My mom and I then covered each piece of chicken in salt, pepper, rosemary & coriander. Then she pan fried them in a little oil & butter. The chicken was incredible and my dad LOVED it. It quickly became a staple in our house after that.
The funny thing about my recipe is it never got referred to as just "chicken". I never asked "What's for dinner?" and had my mom reply "Chicken" or "chicken quarters". It was always called "Rosemary Coriander Chicken".
I have made it several times for my family, especially at our last house in Texas where we grew a rosemary bush in the front yard. But I didn't realize til this week that I had gotten out of the habit of calling it by it's full name.
In fact, I hadn't even decided on how I was going to cook the leg quarters until I opened my spice cabinet and saw the brand new bottle of coriander that I bought a couple weeks ago and I suddenly craved it. Eating it always gives me the chance to think about my childhood and remember my dad. I knew I'd have to tell the kids we were having "Rosemary Coriander Chicken" for dinner. Zach especially got a kick out of the fact that I wasn't much older than him when I created the recipe all by myself.
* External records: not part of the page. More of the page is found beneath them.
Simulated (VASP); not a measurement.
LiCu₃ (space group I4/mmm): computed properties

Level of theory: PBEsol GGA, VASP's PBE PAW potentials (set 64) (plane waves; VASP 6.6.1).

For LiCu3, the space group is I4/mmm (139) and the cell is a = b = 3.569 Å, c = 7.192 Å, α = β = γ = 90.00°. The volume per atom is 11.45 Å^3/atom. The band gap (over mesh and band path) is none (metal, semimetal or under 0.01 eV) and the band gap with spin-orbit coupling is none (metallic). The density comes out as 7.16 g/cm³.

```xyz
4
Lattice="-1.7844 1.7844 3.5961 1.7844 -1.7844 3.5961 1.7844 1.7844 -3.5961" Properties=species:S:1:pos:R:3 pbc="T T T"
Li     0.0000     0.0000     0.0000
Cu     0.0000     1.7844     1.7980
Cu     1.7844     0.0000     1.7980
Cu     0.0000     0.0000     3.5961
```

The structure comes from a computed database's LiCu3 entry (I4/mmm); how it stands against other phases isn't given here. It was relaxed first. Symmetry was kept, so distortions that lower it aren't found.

Now, I don't dare google it. I'm sure somebody out there somewhere has come up with the same idea. I'm sure somebody has coined it as their recipe. So my apologies to whoever if this comes out sounding like I straight plagiarized it. But I do know I created this from my heart. So if someone else has created the same exact recipe, well that just means they have really good tastes. :)
Rosemary Coriander Chicken
4 chicken leg quarters (chicken/thigh combos)
salt, pepper, rosemary & coriander to taste (enough to sprinkle & cover both sides)
2 Tbsp of olive oil
2 Tbsp of butter
1/2 cup white wine (optional)
additional pat of butter (optional)
Remove skin from chicken quarters (you can leave them on, but I remove them in an effort to be a little healthier). Rinse chicken in warm salt water, then rinse again in clean water. Pat the chicken dry. Evenly sprinkle the chicken with coriander. Sprinkle rosemary on the chicken and salt & pepper to taste. Heat the oil & butter over the stove in an oven safe pan.
Place chicken in the pan. Cook til the bottom side is nicely browned. Then flip to brown the other side (5-6 minutes each side). Once both sides are browned, put a lid on the pan. You can either turn down the heat and continue to cook it on the stove, or transfer the pan to a 350 degree oven. Cook for an additional 30-40 minutes. Chicken can be served as is or with the following pan sauce.
Deglaze the pan with a 1/2 cup of white wine. Scrape up all the 'bits' off the bottom of the pan. Allow wine to simmer til it cooks down by about half. Turn off heat. Stir in a small pat of butter. Sauce goes great over roasted potatoes if you desire!
I Love the story and I'm definitely going to try this recipe! Question for you - what kind of pan do you use?
ReplyDeleteI either use my Emeril stainless skillet with a fitted lid or my Le Creuset stock pot. Both work great & both can transfer to the oven.